Has anyone tried to connect a large number of hosts and virtual machines to nexus 9k, most specifically the EX and FX series? 

The scalability guide shows a very small amount of adjacency (32k or 48k shared between ipv4 ipv6 etc).  

I'm looking to see if anyone has had over 100k ARP or 100k ipv6 ND entries on one of these devices.  

Example having a few hundred customers, each with their own SVI , and about 500-1000 adjacencies per SVI. 

The Ciscolive docs suggest that the flex tiles on this hold the adjacency info so it would seem likely to support it but I have not yet tested it. 

If anyone has lab tested or real world tested this I'd like to hear it.  

As an example, I have tested 6509 (sup720) with over 100k ARP/ND entries and it handles it, although the CPU gets pretty unhappy with the churn since the cpu is rather slow--it has a 1million adjacency table though, and none of the nexus documentation or papers or live presentations mention total maximum adjacencies.   

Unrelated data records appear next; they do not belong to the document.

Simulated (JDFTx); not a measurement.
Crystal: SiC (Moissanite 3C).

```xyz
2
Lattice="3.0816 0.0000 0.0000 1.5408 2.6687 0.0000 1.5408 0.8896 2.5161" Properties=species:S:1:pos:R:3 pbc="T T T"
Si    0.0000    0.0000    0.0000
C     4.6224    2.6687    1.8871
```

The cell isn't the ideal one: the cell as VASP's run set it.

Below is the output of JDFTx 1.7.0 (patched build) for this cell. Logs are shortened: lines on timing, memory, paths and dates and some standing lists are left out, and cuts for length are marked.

I have also tested this on the 4500 platform and some others where the maximum seems to be 48k no matter what you do.

 

 

3 Replies 3

Sergiu.Daniluk
VIP Alumni
VIP Alumni

Hi,

As far as I can see on my -FX model, the IP adj limit is:

N9K# show ip adjacency  summary 
IP AM Table - Adjacency Summary
  SDB Limit      : 174080

However, I would still not go over the scalability limits for ARP/ND, because there are so many thing which could go wrong. For example: COOP kicking in and dropping ARPs/NDs and affecting all your customers, hardware programming issues and many others.

 

Cheers,

Sergiu

Yes I notice that too and it's configurable :

<1-614400> Maximum number of ARP entries
*Default value is 174080

 

But that doesn't mean the hardware can do it.  The maximum I've seen on the scalability guide is 64,000 and it doesn't mention if it's shared ipv4/ipv6 or if it can do 64k of both at the same time.  The hardware (especially ex/fx) suggests it is certainly possible to go over this number possibly into the 200k each range.


I was really wondering if anyone has actually tried to go over this number and see what happens?  I will eventually test it myself but I figured I'd reach out to the community also. 

 

 

 

Nobody on here has tried to max this out? I'm surprised.

I will buy one and test it, I can't even get an answer directly from our Cisco rep either.